The things you list may be a reason for some, but in all discussions I’ve had and read about on uv, the reason is that it behaves as a package manger should. It can just install dependencies from an automatically generated lockfile. It can update outdated minor versions. It can tell me about outdated versions of my dependencies. It can reproduce a build on another machine. The lock file can be put into version control. A coworker can run a single command to install everything. It abstracts the stupidity that is virtual environments away so much you don’t even have to touch them anymore. And also, it’s fast.

Wake me up when pip can do any of that.

> the reason is that it behaves as a package manger should.

This is a matter of opinion. Pip exists to install the packages and their dependencies. It does not, by design, exist to manage a project for you.

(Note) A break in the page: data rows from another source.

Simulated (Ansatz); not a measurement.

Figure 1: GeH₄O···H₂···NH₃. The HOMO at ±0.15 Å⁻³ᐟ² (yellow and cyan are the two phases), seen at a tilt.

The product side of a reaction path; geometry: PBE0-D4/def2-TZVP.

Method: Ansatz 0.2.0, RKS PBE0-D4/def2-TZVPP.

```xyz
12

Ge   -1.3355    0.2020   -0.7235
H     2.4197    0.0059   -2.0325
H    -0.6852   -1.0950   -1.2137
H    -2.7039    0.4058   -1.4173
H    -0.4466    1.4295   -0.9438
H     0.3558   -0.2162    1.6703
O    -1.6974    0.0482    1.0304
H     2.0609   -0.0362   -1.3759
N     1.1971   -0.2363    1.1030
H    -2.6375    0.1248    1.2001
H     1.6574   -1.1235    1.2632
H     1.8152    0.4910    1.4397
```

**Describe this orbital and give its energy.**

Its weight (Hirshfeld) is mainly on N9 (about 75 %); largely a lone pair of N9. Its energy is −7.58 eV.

The overwhelming majority of developers seem to agree with me though.

If anything, pip is a dependency installer, while working with even trivial projects requires a dependency manager. Parent's point was that pip is actually good enough that you don’t even need uv anymore, but as long as pip doesn’t satisfy 80% of the requirements, that’s just plain false.

I'm not sure an overwhelming majority of Python developers care one way or the other. Like, I'm sure uv is nice, but I've somehow never had an issue with pip or conda, so there's just no reason to futz with uv. Same deal with Jujutsu. It's probably great, but git isn't a problem, so jj isn't a priority.

A majority of HN users might agree with you, but I'd guess that a majority of developers, to paraphrase Don Draper, don't think about it at all.

"anymore" makes no sense, since pip long predates uv.

Some people don't have, or don't care about, the additional requirements you have in mind.